Artificial Leaf Makes Fuel from Sunlight

 

Photo Credit: Dominick Reuter

Researchers led by MIT professor Daniel Nocera have produced something they’re calling an “artificial leaf”: Like living leaves, the device can turn the energy of sunlight directly into a chemical fuel that can be stored and used later as an energy source.

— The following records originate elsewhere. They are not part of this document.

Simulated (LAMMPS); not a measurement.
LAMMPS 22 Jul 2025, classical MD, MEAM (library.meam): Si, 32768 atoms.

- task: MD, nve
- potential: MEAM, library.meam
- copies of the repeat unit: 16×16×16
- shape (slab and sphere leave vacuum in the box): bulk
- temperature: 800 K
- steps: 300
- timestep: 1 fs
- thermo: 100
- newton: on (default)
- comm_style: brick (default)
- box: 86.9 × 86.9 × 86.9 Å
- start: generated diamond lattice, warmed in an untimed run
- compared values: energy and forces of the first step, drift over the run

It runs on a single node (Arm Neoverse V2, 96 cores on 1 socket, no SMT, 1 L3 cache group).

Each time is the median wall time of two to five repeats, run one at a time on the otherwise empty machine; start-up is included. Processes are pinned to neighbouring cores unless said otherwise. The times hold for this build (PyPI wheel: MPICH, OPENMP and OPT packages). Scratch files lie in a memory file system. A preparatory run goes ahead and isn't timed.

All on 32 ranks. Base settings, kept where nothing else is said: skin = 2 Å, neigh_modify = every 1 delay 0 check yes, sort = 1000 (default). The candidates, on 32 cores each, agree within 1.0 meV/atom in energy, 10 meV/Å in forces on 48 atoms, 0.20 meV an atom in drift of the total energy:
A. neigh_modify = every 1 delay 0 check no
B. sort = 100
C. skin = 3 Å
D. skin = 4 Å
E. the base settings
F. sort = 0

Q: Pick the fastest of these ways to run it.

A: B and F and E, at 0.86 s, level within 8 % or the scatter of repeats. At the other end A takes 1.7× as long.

The artificial leaf — a silicon solar cell with different catalytic materials bonded onto its two sides — needs no external wires or control circuits to operate. Simply placed in a container of water and exposed to sunlight, it quickly begins to generate streams of bubbles: oxygen bubbles from one side and hydrogen bubbles from the other. If placed in a container that has a barrier to separate the two sides, the two streams of bubbles can be collected and stored, and used later to deliver power: for example, by feeding them into a fuel cell that combines them once again into water while delivering an electric current.
 
The creation of the device is described in a paper published Sept. 30 in the journal Science. Nocera, the Henry Dreyfus Professor of Energy and professor of chemistry at MIT, is the senior author; the paper was co-authored by his former student Steven Reece PhD ’07 (who now works at Sun Catalytix, a company started by Nocera to commercialize his solar-energy inventions), along with five other researchers from Sun Catalytix and MIT.
 
The device, Nocera explains, is made entirely of earth-abundant, inexpensive materials — mostly silicon, cobalt and nickel — and works in ordinary water. Other attempts to produce devices that could use sunlight to split water have relied on corrosive solutions or on relatively rare and expensive materials such as platinum.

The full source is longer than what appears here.